Ernest Hemingway: Great American Moustaches

Hemingway’s own life was at least as adventurous (if not more so) than his fiction. And he wore a moustache.

On January 25, 1954, the dead man rode into town carrying a bottle of gin and a bunch of bananas. His head was bandaged, his arm was wrapped in part of his shirt, and there were burns on his skin. But he was, after having been reported dead by the international press, very much alive.

Ernest Hemingway (1899 – 1961) was one of those rare men who get to read their own obituaries. On January 21 he and his wife Mary chartered a flight over the Congo Basin. Days later two Hemingways and one pilot found themselves camping in the bush after the plane had caught a utility pole and smashed into the jungle. A fire was made against prowling cats, and drinks — no doubt welcome by this point — were passed round. A commercial airliner soon spotted the crash sight, but no signs of life, and reports reached news centres that the great author Ernest Hemingway had died.

Meanwhile, the trio had made it to Butiaba on Lake Albert, where a bush pilot found them, picked them up, and would have flown them to civilization had this second plane not caught fire shortly after taking off, crashed into the ground, and exploded. Nothing survived, except the four passengers. By road the group travelled to Entebbe on the shores of Lake Victoria, where newspapers were headlining their deaths. Hemingway suffered a concussion from head-butting his way out of the burning wreckage, torn kidneys, torn spleen, torn liver, compressed vertebrae, and burns. And he probably needed a shave.

Just months later, the Swedish Academy awarded him the Nobel Prize in Literature, because there isn’t a prize for being an all-around tough guy. His books are classics of 20th-century American fiction. I’m proud to list a few very interesting selections from the Memorial Library’s collection. They are, like the man himself, off the beaten track.

Ernest Hemingway Rediscovered (Plexus, 1988) by Norberto Fuentes
Ernest Hemingway’s life was as romantic and exciting as anything in his novels and stories — and this magnificently illustrated large-format volume captures many of his best years. The text, recounting Hemingway’s life and times between 1939 and 1960, is a remembrance by Norberto Fuentes, who was Hemingway’s good friend during that period. The more than 150 candid black-and-white photos of Hemingway and friends had never appeared anywhere until the publication of this book. Another 50 full-color photos taken more recently capture the different atmospheres of the writer’s several homes.

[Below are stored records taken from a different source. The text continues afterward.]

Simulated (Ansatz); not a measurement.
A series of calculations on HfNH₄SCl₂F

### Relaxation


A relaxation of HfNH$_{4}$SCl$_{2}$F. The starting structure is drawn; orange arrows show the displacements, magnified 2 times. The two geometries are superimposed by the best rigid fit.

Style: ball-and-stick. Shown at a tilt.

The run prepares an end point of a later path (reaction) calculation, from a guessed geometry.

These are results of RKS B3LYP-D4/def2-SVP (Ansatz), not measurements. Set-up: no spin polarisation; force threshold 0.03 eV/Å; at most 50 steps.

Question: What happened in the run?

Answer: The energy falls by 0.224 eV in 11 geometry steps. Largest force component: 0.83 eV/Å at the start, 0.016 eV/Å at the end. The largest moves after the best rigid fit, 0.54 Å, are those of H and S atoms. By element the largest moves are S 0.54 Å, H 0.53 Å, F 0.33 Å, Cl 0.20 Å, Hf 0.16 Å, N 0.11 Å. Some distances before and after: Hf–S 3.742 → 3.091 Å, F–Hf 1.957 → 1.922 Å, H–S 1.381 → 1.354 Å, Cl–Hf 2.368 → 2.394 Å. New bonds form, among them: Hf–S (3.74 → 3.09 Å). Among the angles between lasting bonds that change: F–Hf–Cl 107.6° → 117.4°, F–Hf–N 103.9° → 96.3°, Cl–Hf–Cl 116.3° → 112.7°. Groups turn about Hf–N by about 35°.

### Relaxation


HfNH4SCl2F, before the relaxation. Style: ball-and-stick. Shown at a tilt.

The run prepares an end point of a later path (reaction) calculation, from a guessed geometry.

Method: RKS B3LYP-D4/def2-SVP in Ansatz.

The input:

The Breaking Point: Hemingway, Dos Passos and the murder of Jose Robles (Counterpoint, 2005), by Stephen Koch
The thrilling story of friends Ernest Hemingway and John Dos Passos in the Spanish Civil War. In The Breaking Point, Stephen Koch reveals that both Hemingway and Dos were in Spain as part of a group sponsored by Stalin’s propaganda ministry. Shortly after their arrival, Dos’s close friend Jose Robles Pazo was killed as a purported fascist spy. Dos could never accept Robles’s guilt, putting him at odds with Hemingway and placing his politics (and literary reputation) into question.

The Letters of Ernest Hemingway, volume 1: 1907-1922 (Cambridge UP, 2011), edited by Sandra Spanier and Robert W. Trogdon
With the first publication, in this edition, of all the surviving letters of Ernest Hemingway (1899-1961), readers will for the first time be able to follow the thoughts, ideas and actions of one of the great literary figures of the twentieth century in his own words. This first volume encompasses his youth, his experience in World War I and his arrival in Paris. The letters reveal a more complex person than Hemingway’s tough guy public persona would suggest. A detailed introduction, notes, chronology, illustrations and index are included.